Physics-Informed neural networks with transfer learning for space charge impedances in particle accelerators

Abstract

The physics-informed neural network (PINN) method, which is a powerful approach for solving partial differential equations with deep learning, has been recently applied to modeling of electrodynamic interaction problems including a relativistic beam in charged particle accelerators. In the present study, the transfer learning (TL) is applied to the PINN based on the total-field (TF) formulation. It is shown that TL can accelerate significantly the training process of the TF-PINN in the simulation of the space charge impedances of an infinitely long beam pipe of elliptical and rectangular cross section.

Keywords

deep learning transfer learning impedance electromagnetic field

Introduction

The physics-informed neural network (PINN) method^1,2 is a powerful approach for solving partial differential equations (PDEs) via deep learning. The key idea is to embed the PDEs into the loss function of a deep neural network (DNN) using automatic differentiation.

Recently, this approach has been successfully applied to the modeling of electrodynamic interaction problems including a relativistic beam in charged particle accelerators.^3–6 The PINN based on the total-field (TF) formulation is proposed in.^3–5 We shall call this approach as TF-PINN. The concept of transfer learning (TL)^7,8 was introduced into the PINN based on the scattered field formulation,⁶ where the basic idea on introducing TL for the simulation of the beam impedance⁹ is briefly described. However, TL is not yet discussed in the framework of TF-PINN.^3–5

The purpose of the present study is to apply TL into TF-PINN.³ The main focus is to clarify that TL can be applied to TF-PINN for the simulation of space charge impedances.³ We limit our discussion to this point.

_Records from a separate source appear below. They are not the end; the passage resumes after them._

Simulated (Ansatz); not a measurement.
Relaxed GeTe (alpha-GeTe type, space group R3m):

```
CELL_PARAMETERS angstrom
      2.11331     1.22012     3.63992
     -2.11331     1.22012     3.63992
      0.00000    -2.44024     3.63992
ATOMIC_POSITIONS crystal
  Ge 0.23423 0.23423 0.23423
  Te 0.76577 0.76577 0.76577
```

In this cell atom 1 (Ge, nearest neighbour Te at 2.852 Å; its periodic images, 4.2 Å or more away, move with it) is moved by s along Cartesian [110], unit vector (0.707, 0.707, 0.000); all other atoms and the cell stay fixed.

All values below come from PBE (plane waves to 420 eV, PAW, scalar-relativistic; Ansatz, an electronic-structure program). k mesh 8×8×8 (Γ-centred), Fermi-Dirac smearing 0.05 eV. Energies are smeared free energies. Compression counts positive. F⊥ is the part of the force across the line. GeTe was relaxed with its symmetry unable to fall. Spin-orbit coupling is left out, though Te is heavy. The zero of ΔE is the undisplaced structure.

PINN method for space charge impedances in particle accelerators

Problem formulation

When a charged particle beam passes through vacuum chamber components in a particle accelerator, an electromagnetic field can be induced. To evaluate the effects of electromagnetic interaction of the accelerator beam with vacuum chamber walls, the concept of beam impedance is used in the frequency domain. It is assumed that the beam charge density distribution is not changed during its passage. In accelerator physics, the beam impedance in the direction of motion is defined as⁹

\begin{matrix} Z_{| |} = - \frac{E_{z}}{I_{b}} \end{matrix}

(1)

where I_b= Qv = Qβc is the total beam current, c is the speed of light in vacuum, Q is the total charge, v = ve_|| is the beam velocity, and e_|| is the unit vector in the longitudinal direction (z-direction), and E_z is the longitudinal component of electric field. It is assumed that the beam moves along the axis of an infinitely long vacuum chamber. To calculate (1), one need to obtain E_z for a particular harmonic component with an angular frequency ω = 2πf. The beam charge and current densities (

ρ, J

) and E_z can be expressed as⁹

ρ (r, t) = ρ_{⊥} (x, y) e^{j (ω t - k z)}, J = ρ v, E_{z} (r, t) = E_{z} (x, y) e^{j (ω t - k z)}

(2)

where r = (x,y,z). The longitudinal field E_z obeys the following PDE^3,9

\begin{matrix} \nabla_{⊥}^{2} E_{z} - \frac{k^{2}}{γ^{2}} E_{z} = - \frac{j k}{ε_{0} γ^{2}} ρ_{⊥} \end{matrix}

(3)

where

\nabla_{⊥}^{2} = \partial_{x}^{2} + \partial_{y}^{2}

, k = ω/v is the wavenumber, γ=(1−β²)^−1/2 is the Lorentz factor, ε₀ is the permittivity of vacuum, respectively. In the current study, we limit our interest to the case of a round Gaussian beam⁹:

\begin{matrix} ρ_{⊥} = \frac{Q}{2 π σ_{r}^{2}} e^{- \frac{{(x - x_{c})}^{2}}{2 σ_{r}^{2}} - \frac{{(y - y_{c})}^{2}}{2 σ_{r}^{2}}} \end{matrix}

(4)

To obtain E_z for a given vacuum chamber cross-section, we solve (3) with the perfectly electric conductor boundary condition (PEC-BC)

\begin{matrix} E_{z} = 0 \end{matrix}

(5)

It means that the tangential component of the electric field is zero on the boundary surface. Here, E_z is called as the space charge (SC) field, due to the fact that it is induced by the SC ρ in a vacuum chamber. In general, the SC field E_z can be expressed as a superposition of the free-space field of the SC and the scattered field.⁶ In this paper, the superposed (total) field, E_z, is chosen as field values to be solved. In the following, we shall call this formulation as the TF formulation.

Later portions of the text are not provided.